Fearing a God Who is Love

A contradiction, it seems. That we both confess that “God is love” (1Jn. 4:8) and that we are to “fear God and keep His commandments” (Ecc. 12:13). A seeming contradiction that puzzles even those who have embraced Christ as Savior for many years, and a contradiction I feel that I am incapable of resolving fully. But the joy of embracing all that is God is worth the attempt, and so I set out on a journey far too difficult to complete on my own, and I pray that His Spirit would guide me as I think and write.

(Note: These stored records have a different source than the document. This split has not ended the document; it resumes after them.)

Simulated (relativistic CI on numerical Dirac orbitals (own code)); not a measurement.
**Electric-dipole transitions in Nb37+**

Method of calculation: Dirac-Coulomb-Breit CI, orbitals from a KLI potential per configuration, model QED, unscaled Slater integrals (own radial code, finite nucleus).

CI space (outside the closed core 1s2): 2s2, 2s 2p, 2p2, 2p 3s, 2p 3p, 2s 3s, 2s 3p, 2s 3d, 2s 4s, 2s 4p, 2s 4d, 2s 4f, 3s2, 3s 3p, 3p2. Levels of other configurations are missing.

When we meditate on “God is love” we invariably tend to feel that we are the primary object of His love, that His world revolves around us, and that His cross was primarily for us. We may not verbalize these feelings, but we act on them daily, ignorantly clinging to our childhood sense of supreme importance. To be sure, God does love us and the cross is partly for us, but His affections are primarily for Himself and the cross primarily for His glory. But “God is love” does not mean “God is loving.” It means that “love” is what drives all that God is. Love drives His justice. Love drives His compassion. Love drives His grace. Love drives His intolerance of sin. Love drives His condemning those who do not repent to Jesus. Love drives His forgiveness of those who do repent to Jesus. And His love is for Himself supremely, and this is a good thing because we would not want God to worship anything but Himself.

While His steady and unwavering love for Himself makes Him a holy God, it also places us under His wrath. Because the natural response of love toward sin is hate. Because God is love, He hates sin and must act on His righteous anger toward those who sin. This does indeed give us reason to fear. We have relegated the concept of “fear God” to mean a much lesser, much safer concept of “respect God.” While we should indeed respect God, we do not only respect the One “…who can destroy both soul and body in hell” (Matt. 10:28). No, we respect and FEAR Him. The response before God is indeed a solemn respect, but one that is coupled with a holy trembling before the One who rules the cosmos, reigning over all that is.

But, for the Christian, the fear of God and God’s love beautifully collide in the cross of Christ. At the cross, this love-centered God bore upon Himself all of the reasons we have to fear Him outright. He took all of our sin, all of our shame, all the reasons God’s wrath was settled upon us and paid that price Himself, setting us free from the enslavement to sin and death, as well as freeing us from the wrath of God by absorbing that wrath Himself (Rom. 3:25). Yet, there is still reason to fear. Because just as this freedom was birthed out of violence toward the Son of Man, the grace of God moves in us violently. God’s loving grace moves upon us, killing all that we are and making us into something new. This newness does not come without pain and suffering, both Christ’s and ours, and it sometimes leads us to suffer for the sake of the One who freed us. Yet we do so as Christ did, suffering well and embracing the pain for the sake of the joy set before us.

It seems that this concept is only foreign to us when it comes to suffering for God. We see this modeled in all areas of life, and embrace it gladly. A good friend of mine was recently able to watch a child birth as part of her nursing program, and she described this experience as “amazing and terrifying at the same time.” Women embrace and endure the pain of child birth for the joy of raising and loving a child. And forgive me if this is crass for you, but we also see this suffering before joy concept modeled in marriage, as the virgin on her wedding night experiences pain before joy, showing us the death of singleness and the birth of the couple. The death of being alone and the birth of being forever attached to someone, as Christ’s death was necessary before we could be forever attached to Him. And this oneness leads to further loving sacrifice throughout the marriage.

So, we accept that sometimes, or often times, suffering must come before joy. Yet we are so resistant to suffering for the sake of Christ. But, I ask you, what could possibly be more joyous than being like Christ? What could be more joyous than spending eternity with the simultaneously “amazing and terrifying” God?

As C.S. Lewis says “He isn’t safe, but He’s good.” That is why we are able to simultaneously bow our hearts and tremble before Christ the Lord, and yet embrace Him with our arms as a Brother and Savior.

Indeed, grace is fearsome, but it is still grace.